"Old Bugs" is a short story by H. P. Lovecraft. It's believed to have been written sometime in the late 1910's but went unpublished until 1959, over two decades after Lovecraft's death.
The story is set in a tavern during the age of prohibition, and the title refers to the nickname of an old drunk who lingers around the place and tries warn a young newcomer to the tavern not to go down the same path he did.
A somewhat more comedic tale than what Lovecraft is known for, the story is also a bit of an outlier due to its lack of any supernatural elements.
Tropes found in this story include:
- The Alcoholic: Old Bugs has a reputation for being one, and he is hellbent on keeping Alfred from turning out the same way.
- Anti-Alcohol Aesop: "Old Bugs" was written by Lovecraft, a well-known teetotaler, as an unsubtle warning to his friend who liked to drink by portraying that friend as a decrepit alcoholic who lost the favor of the woman he loved due to his habits.
- The Future: The story was written in 1919, but takes place in 1950.
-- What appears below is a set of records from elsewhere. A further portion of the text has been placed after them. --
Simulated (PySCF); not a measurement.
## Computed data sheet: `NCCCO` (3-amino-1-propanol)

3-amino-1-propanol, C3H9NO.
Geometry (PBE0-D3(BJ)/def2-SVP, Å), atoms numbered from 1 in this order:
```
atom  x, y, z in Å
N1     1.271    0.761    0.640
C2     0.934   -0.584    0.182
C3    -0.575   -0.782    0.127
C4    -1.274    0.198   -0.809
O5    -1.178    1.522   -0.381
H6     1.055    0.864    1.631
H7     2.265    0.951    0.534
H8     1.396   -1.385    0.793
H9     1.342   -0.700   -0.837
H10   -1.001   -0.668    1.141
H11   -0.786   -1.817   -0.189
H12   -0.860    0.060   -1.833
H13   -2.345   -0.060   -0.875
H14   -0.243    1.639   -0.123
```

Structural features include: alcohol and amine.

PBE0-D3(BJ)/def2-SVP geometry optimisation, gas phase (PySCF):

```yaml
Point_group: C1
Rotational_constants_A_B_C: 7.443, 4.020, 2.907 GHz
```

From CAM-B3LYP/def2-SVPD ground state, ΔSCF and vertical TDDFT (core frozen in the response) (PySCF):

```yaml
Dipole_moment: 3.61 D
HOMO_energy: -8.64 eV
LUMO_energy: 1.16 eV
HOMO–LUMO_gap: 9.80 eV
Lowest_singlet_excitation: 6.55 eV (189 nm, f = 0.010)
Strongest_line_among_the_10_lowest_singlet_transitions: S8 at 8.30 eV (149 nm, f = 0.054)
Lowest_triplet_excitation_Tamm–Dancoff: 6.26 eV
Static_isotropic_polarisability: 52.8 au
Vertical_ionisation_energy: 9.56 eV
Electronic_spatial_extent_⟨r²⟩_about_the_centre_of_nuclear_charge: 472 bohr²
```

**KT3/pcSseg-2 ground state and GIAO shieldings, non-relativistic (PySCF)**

- The One That Got Away: Eleanor Wing turns out to be this for Old Bugs, as it was his alcoholism that drove them apart.
- Historical Domain Character: Eleanor Wing was a real person
- Luke, I Am Your Father: Old Bugs turns out to be Alfred's father.
- Real-Person Fic: Old Bugs turns out to be an older version of Alfred Gelpin, a close friend of Lovecraft's in real life.
- Wham Line: "For the gentle and noble features were those of his own mother."